Jakub M.
Jakub M.

Reputation: 33847

malloc / new lock and multithreading

How should I use new in a multithread environment?

Precisely: I have a piece of code that I run with 40 threads. Each thread invokes new a few times. I noticed that performance drops, probably because threads lock in new (significant time is spent in __lll_lock_wait_parallel and __lll_unlock_wait_parallel). What is the best alternative to new / delete I can use?

Related:

Upvotes: 2

Views: 3635

Answers (6)

sam
sam

Reputation: 1401

i think you should using memory pool . allocate all memory you need (if size is Fix) at the first time when your project started and let the arrays the memory that they need from the first array you allocated .

Upvotes: 2

Since nobody mentioned it, I might also suggest trying to use Boehm's conservative garbage collector; this means using new(gc) instead of new, GC_malloc instead of malloc and don't bother about free-ing or delete-ing memory objects. A couple of years ago, I measured GC_malloc versus malloc, it was a bit slower (perhaps 25µs for GC_malloc versus 22µs for system malloc).

I have no idea of the performance of Boehm's GC in multi-threaded usage (but I do know it can be used in multi-threaded applications).

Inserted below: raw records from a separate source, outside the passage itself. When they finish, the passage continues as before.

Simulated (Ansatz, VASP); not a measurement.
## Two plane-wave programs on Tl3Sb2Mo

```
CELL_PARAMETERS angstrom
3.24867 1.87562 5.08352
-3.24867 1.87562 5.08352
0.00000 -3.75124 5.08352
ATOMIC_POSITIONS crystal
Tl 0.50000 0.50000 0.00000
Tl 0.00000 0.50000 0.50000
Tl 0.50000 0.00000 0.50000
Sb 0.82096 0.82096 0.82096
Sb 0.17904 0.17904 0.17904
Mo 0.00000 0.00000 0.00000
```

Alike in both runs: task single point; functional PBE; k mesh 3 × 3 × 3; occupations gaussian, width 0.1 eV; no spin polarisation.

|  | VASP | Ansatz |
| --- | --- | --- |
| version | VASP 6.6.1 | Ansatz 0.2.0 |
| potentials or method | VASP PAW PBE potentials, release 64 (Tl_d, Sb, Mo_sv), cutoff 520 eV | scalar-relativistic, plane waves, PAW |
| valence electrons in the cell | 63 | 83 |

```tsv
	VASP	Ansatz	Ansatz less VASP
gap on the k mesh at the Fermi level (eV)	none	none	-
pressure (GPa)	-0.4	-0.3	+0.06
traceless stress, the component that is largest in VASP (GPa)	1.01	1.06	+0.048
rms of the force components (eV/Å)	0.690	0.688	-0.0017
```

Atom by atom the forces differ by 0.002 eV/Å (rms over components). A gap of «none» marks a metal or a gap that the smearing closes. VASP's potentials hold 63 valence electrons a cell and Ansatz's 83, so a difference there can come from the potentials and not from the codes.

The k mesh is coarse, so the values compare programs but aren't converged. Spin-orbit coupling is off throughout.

Boehm's GC has the advantage that you should not care about free-ing your data.

Upvotes: 0

Malkocoglu
Malkocoglu

Reputation: 2611

1st, do you really have to "new" that thing ? Why not use a local variable or a per-thread heap object.

2nd, have a look at http://en.wikipedia.org/wiki/Thread-local_storage if your development environment supports it...

Upvotes: 1

Martin James
Martin James

Reputation: 24877

I tend to use object pools in servers and other such apps that are characterized by continual and frequent allocation and release of large numbers of a few sets of objects, (in servers - socket, buffer and buffer-collection classes). The pools are queues, created at startup with an appropriate number of instances pushed on, (eg. my server - 24000 sockets, 48000 collections and an array of 7 pools of buffers of varying size/count). Popping an object instance off a queue and pushing it back on is much quicker than new/delete, even if the pool queue has a lock because it is shared across the threads, (the smaller the lock span, the smaller the chance of contention). My pooled-object class, (from which all the sockets etc. are inherited), has a private 'myPool' member, (loaded at startup), and a 'release()' method with no parameters & so any buffer is easily and correctly returned to its own pool. There are issues:

1) Ctor and dtor are not called upon allocate/release & so allocated objects contain all the gunge left over from their last use. This can occasionally be useful, (eg. re-useable socket objects), but generally means that care needs to be taken over, say, the initial state of booleans, value of int's etc.

2) A pool per thread has the greatest performance improvement potential - no locking required, but in systems where the loading on each thread is intermittent, ths can be an object waste. I never seem to be able to get away with this, mainly because I use pooled objects for inter-thread comms and so release () has to be thread-safe anyway.

3) Elimination of 'false sharing' on shared pools can be awkward - each instance should be initially 'newed' so as to exclusively use up an integer number of cache pages. At least this only has to be done once at startup.

4) If the system is to be resilient upon a pool running out, either more objects need to be allocated to add to the pool when needed, (the pool size is then creeping up), or a producer-consumer queue can be used so that threads block on the pool until objects are released, (P-C queues are slower because of the condvar/semaphore/whatever for waiting threads to block on, also threads that allocate before releasing can deadlock on an empty pool).

5) Monitoring of the pool levels during development is required so that object leakages and double-releases can be detected. Code/data can be added to the objects/pools to detect such errors as they happen but this compromises performance.

Upvotes: 1

Will
Will

Reputation: 75665

Even if you are using the new operator, its using malloc underneath to do the allocation and deallocation. The focus should be on the allocator and not the API used to reach it in these circumstances.

TCMalloc is a malloc created at Google specifically for good performance in a multi-threading environment. It is part of google-perf-tools.

Another malloc you might look at is Hoard. It has much the same aims as TCMalloc.

Upvotes: 6

cnicutar
cnicutar

Reputation: 182664

I don't know about "the best", but I would try a few things:

  • Reduce the frequency of allocations / frees (might be hard). Just waste memory (but don't leak) if it improves performance

  • Roll my own, per-thread allocator and always alloc / free from the same thread using mmap for the real memory

To roll your own primitive allocator:

  • Use mmap to obtain a large chunk of memory from the OS
  • Use a data structure (linked list, tree etc) to keep track of free and used blocks
  • Never free data allocated by another thread

I don't consider this trivial to do but if done right it could improve performance. The hairiest part is by far keeping track of the allocations, preventing fragmentation etc.

A simple implementation is provided in "The C Programming Language", near the end of the book (but it uses brk IIRC).

Upvotes: 5

Related Questions